My hormonal dreams are back. When I say dreams, I gloss over how horrible they are. Last night, for instance, I dreamt that I lost my way (I lose my way a lot in my dreams; Freud would attribute it to something sexual I am sure, but I just think I am seriously lost in life, and push back the uncomfortable questions and doubts into the dark underbelly of subconsciousness, which get back at me in dreams) to an exam hall, finally get there, read the question paper, the question says “Why did wearing of red robes by nuns in the Vatican result in world war II” (do you think I can make that up?), and I have no clue. I also realised that I don’t have a paper to write on, and awoke in cold sweat.

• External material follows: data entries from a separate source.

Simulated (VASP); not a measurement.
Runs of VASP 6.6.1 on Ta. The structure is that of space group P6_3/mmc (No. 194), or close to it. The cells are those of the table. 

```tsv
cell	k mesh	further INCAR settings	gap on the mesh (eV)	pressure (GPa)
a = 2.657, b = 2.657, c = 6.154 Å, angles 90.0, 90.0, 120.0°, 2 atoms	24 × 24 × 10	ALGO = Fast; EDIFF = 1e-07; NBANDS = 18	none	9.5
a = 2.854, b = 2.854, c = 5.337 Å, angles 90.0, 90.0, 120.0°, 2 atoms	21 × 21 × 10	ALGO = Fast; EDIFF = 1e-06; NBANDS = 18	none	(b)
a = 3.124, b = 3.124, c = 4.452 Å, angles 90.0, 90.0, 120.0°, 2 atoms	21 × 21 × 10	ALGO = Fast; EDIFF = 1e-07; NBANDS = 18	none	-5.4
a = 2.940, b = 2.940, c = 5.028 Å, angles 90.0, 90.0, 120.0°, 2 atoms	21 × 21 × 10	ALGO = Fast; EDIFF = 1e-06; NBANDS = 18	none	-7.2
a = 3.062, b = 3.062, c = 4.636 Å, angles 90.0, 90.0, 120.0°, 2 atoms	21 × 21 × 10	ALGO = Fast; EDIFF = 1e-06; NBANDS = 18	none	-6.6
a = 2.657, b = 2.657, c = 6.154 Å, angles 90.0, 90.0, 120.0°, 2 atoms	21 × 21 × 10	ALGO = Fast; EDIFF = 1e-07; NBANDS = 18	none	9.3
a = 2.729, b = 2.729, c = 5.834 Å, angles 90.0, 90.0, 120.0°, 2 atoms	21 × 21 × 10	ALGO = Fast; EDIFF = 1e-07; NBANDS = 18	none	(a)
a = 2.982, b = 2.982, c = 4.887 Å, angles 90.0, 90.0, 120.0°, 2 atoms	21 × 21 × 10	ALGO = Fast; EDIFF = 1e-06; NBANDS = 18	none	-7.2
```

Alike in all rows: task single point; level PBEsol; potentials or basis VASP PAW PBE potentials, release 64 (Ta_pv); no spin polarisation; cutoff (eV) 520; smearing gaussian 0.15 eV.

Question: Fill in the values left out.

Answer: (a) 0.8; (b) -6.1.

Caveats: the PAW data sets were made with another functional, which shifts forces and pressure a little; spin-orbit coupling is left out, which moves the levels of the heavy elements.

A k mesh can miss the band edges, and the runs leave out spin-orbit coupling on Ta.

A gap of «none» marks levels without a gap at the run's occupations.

I also have interesting split persona dreams – while a dream is unraveling, another part of me is a spectator of it, and provides a running commentary for my benefit. For example, in the above dream, the second me kept saying “are you going to ever stop dreaming about exams…but thank God, at least you are not naked in this one. Why are you dreaming about nuns wearing red? It’s not even period time yet…”.
My paternal uncle (and I’ve said this before), has Alzheimer’s. Whenever I get such dreams, I worry. What if the dreams of now are harbingers of cognitive decline in my later years? Oh well.
Lately, I’ve been making lifestyle changes to my life. This comes from the realisation that I am perhaps in the geometric middle of my lifespan, and from here-on, unless I clean up my lifestyle, it’s going to get pretty choppy. Not that I had too much of a messy lifestyle, but the stubborn visceral fat tells a minor tale of its own. So apart from nutritional balance etc., I have adopted the practice of daily “abhayangam” – a daily 15 minute oil self-massage before showering. It’s been three months, and the effects seem to show now. Three people have told me in the past week that my skin’s glowing. I suspect they saw me at dusk when the lighting was just right, but still, I’d like to attribute it to the abhayangam.
I’d definitely recommend it to mid-lifers.
I have one chapter to write, one paper to edit and one media report to frame for the next two days. I also have six proposals to write in the next three weeks. And the kid’s exams are on, so intensive tutoring as well.
So, that’s my Monday. How have you been?